Current optimization-based journey planners for road travel and public transport have become indispensable tools for modern enterprises and citizens. They contribute to more efficient travel and better use of infrastructure. However, they neither react to deviations in an adequate way, nor consider all relevant ways of travel from door to door.
An increasing number of organizations utilize optimization-based software tools for vehicle routing, with substantial improvements. Such tools optimize the use of a fleet of vehicles to serve customer requests in the best way possible. They automatically generate a plan that specifies the best sequence of requests for each vehicle. Vehicle routing tools of today are lacking capabilities for handling dynamic changes, have virtually no functions for reactive maintenance of the vehicle routing plan when changes occur, and they are primarily used by large organizations.
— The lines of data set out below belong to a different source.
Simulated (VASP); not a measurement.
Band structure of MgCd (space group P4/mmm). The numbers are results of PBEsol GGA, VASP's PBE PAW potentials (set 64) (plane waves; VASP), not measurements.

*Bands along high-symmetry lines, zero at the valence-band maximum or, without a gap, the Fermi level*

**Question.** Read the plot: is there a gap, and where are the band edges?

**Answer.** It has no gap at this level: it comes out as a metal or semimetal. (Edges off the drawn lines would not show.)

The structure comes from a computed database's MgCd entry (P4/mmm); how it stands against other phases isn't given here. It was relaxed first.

In the DynamITe competence project, our main goal was to develop the knowledge, methods and software needed as the basis for a novel transport planning technology that is able to utilize real-time information. The vision was a user-friendly ITS technology for planning, available to virtually anyone, that is based on a "live", up-to-date representation of the current situation, and with updated prognoses. The results from DynamITe moved the state of the art in the field, and constitute a basis for needed innovations in dynamic transport planning technology that will enable novel transport services, lead to more efficient use of infrastructure, encourage increased use of public transport, and reduce costs and environmental damage for society.
DynamITe was funded by the Research Council of Norway, NPRA, DI, and Ruter. The project owner was SINTEF, with the Norwegian Public Roads Administration (NPRA), Distribution Innovation AS (DI), ITS Norway, and NTNU as the initial partners. NTNU hosted the DynamITe PhD. Ruter AS, the public transport company in greater Oslo, joined the DynamITe consortium 2018, their goal being to provide Mobility-as-a-Service (MaaS), where Ruter takes care of the whole journey, with accompanying journey planning tools that handle dynamics and all relevant travel modes, including city-bikes and flexible mini-buses that transport travelers between their doorstep and public transport.
DI and SINTEF developed methods and software for a web-based, service for dynamic vehicle routing. Prototypes based on improvements of SINTEF's VRP Solver Spider have been tested by DI on real cases with good results, primarily on last mile delivery of goods from Internet-shopping to households. SINTEF is developing a new version of Spider targeted at dynamic vehicle routing, primarily as a research prototype, but with a next generation industrial vehicle routing solver aimed at a wide range of applications as the goal.
The work on methods for journey planning built on SINTEF's journey planner Dynamo and results from the recently finished EU project BonVoyage. These results were taken further, as Ruter and SINTEF started developing methods and prototype tools for dynamic MaaS journey planning. SINTEF delivered a journey planning demonstrator based on Dynamo to Ruter. It supported use of city bikes, private bikes, walking, public transport and car.
DynamITe collaborated with Aarhus University and the University of Braunschweig on research regarding carbon emission effects of transport. Results show that consolidation of freight, and information exchange between freight forwarders, both may give large savings.
DynamITe produced 12 published journal papers, 23 published conference papers and several scientific talks.